When you read the above scriptures, notice there was immoral behavior and gluttony the times food was used for pleasure apart from God’s sanctioning. God gave us food to eat and taste buds for pleasure, but we have to look to God to tell us how to use our food. As far as I can see, God mostly sanctioned food to sustain and honor life. Emotional masking, boredom, and gluttonous pleasure are things God wouldn’t have us engage in so surely we can’t use food toward these ends. When we do (which I’m sure we all have done at one time or another), we are guilty of elevating food to a higher status than what God intends.

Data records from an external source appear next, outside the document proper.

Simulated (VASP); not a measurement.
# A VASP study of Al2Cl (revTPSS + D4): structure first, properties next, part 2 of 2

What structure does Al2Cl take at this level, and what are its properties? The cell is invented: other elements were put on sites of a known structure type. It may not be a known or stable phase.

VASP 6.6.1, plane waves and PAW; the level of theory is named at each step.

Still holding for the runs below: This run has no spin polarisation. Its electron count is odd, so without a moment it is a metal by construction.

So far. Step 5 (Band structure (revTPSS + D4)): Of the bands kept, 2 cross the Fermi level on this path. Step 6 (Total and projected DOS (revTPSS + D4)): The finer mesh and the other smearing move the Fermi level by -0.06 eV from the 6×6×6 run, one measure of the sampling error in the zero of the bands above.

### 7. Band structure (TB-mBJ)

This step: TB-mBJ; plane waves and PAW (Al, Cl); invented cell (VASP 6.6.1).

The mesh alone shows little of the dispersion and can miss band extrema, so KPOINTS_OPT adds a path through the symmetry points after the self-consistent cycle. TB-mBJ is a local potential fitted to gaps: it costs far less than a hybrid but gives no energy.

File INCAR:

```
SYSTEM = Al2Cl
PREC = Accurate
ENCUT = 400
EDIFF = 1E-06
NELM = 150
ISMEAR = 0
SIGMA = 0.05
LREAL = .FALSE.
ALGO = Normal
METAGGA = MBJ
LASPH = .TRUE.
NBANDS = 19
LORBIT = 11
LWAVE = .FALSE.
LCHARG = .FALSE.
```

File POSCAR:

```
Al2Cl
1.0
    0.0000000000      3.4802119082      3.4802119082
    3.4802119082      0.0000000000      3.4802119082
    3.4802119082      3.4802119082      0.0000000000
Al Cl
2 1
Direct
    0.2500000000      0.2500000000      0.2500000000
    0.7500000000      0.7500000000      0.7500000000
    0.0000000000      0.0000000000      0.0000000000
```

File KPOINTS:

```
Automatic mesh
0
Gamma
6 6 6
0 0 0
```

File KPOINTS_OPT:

Once we recognize that food has a higher purpose, we can then redefine our relationship with it. Food is neither our friend nor our enemy. It is a tool God gave us to master. Food is our slave and we have to master it. We humans have to understand that God gave us dominion, which means we have charge over anything non-human, and that includes food. We can control, must control, food for our health and not allow food to control us. We are the lord of food, but in order for us to operate like we are lord requires that we submit our lordship to the lordship of our Master. He will tell us what to eat, when to eat, how much to eat, where to eat, and with whom to eat. He will tell us when our food program needs to change and how to change it. As we seek God to control this area of our life, our schedules, taste buds, emotions or boredom will have less influence over how we eat. Like with anything in life, God will direct our path regarding food. He wants us to have the best food for our bodies so our bodies work best in the body of Christ and for the Kingdom of God. Truly, having an ultimate working body for the body of Christ and God’s Kingdom is a higher purpose for food. I believe when we seek to grasp that food has a higher purpose than for pleasure, we will see an increase in service to our Lord, better attitudes about and while working with others, and an increase in the spirit of wisdom and revelation for our lives, the lives of others and God’s greater plans. And I believe that these are but a few of the divine impartations we will experience. With Jesus as Lord of ALL of our life, just imagine all the great wonders we will see.

How would you define your relationship to food? How do you believe you would be an increased benefit to the body of Christ and the Kingdom of God with Jesus being the ultimate Lord over food in your life?